Markets punish Portugal for political crisis

Portugal's share prices plummeted and borrowing costs soared to danger levels Wednesday as Prime Minister Pedro Passos Coelho's government tottered close to collapse after top ministers quit.

Markets reacted severely after Foreign Minister Paulo Portas resigned the previous evening, a day after the shock departure of Finance Minister Vitor Gaspar.

The political crisis in recession-wracked Portugal spread fears in world markets of a new wave of instability from the bailed-out nation on the eurozone's debt-laden periphery.

The Lisbon stock exchange's main index plunged 5.99 percent to 5,199.01 points in the first half hour of trade. As concern spread to other markets, share prices in Madrid tumbled more than three percent.

The yield on benchmark 10-year Portuguese government bonds spiked above eight percent for the first time since November 2012, hitting 8.023 percent before easing a little. It closed the previous day at 6.720 percent.

The sharp rise in the bond yield indicates that the government will have to pay exorbitant rates if it wants to sell newly issued bonds to the financial markets.

Investors were unconvinced by the Portuguese premier's vow to stay on.

"Portugal, under severe economic pressure from a lack of growth, a bloated public sector and more than a decade on non-growth, most likely will see its government fall inside the next 48 hours, despite assurances from Prime Minister Pedro Passos Coelho that he will not resign," Saxo Bank chief economist Steen Jakobsen said.
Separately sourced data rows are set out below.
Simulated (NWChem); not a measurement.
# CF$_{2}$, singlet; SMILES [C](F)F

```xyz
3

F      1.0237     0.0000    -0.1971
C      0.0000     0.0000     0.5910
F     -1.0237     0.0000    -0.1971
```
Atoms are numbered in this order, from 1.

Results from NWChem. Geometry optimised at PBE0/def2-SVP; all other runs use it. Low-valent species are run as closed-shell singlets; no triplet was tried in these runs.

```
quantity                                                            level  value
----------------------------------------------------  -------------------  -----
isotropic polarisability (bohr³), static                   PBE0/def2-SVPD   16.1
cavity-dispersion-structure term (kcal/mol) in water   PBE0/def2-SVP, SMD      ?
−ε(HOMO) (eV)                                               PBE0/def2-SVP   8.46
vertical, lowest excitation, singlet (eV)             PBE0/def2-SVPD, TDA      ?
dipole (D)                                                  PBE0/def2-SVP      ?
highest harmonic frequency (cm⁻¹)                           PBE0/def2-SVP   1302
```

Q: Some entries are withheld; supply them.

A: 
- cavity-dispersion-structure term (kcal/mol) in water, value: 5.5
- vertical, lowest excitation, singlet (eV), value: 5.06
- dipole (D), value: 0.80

"The coalition is falling, and falling soon," he said in a report.

Jakobsen said he expected a new election to be called with a huge drive against austerity measures.

"The big loser this morning is Portugal as a country. I see Portugal doing second bailout inside the next six months as the reality of economic non-progress will ultimately weigh higher than the political ability to buy time," he said.

On Monday, the Portuguese finance minister, architect of the country's reforms under its EU-IMF bailout, which has triggered calls for an early election, announced his departure.

The foreign minister declared his resignation Tuesday, saying he disagreed with the premier's choice of Treasury Secretary Maria Luis Albuquerque, who has managed the country's privatisation efforts, as the new finance minister.

The prime minister said in a televised address that he had not accepted his foreign minister's resignation and had no intention of leaving himself.

"I'm not resigning. I'm not abandoning the country," he said.

The government, which came to power in early elections in June 2011, is increasingly isolated. It faced a fourth general strike organised last week by trade unions.

Drastic cuts in spending and tax rises have plunged the country into a deeper recession, and with higher unemployment, than had been expected.

At the end of March the budget deficit amounted to 10.6 percent of annual output. The target set by creditors, already relaxed twice, is for a deficit of 5.5 percent at the end of the year.

Passos Coelho's government has just two weeks to come up with a programme to reform the state before auditors arrive on July 15 to examine progress on reforms for the IMF, EU and European Central Bank.

The government expects the economy to contract by 2.3 percent by the end of the year while the unemployment rate has soared to a record 18.2 percent.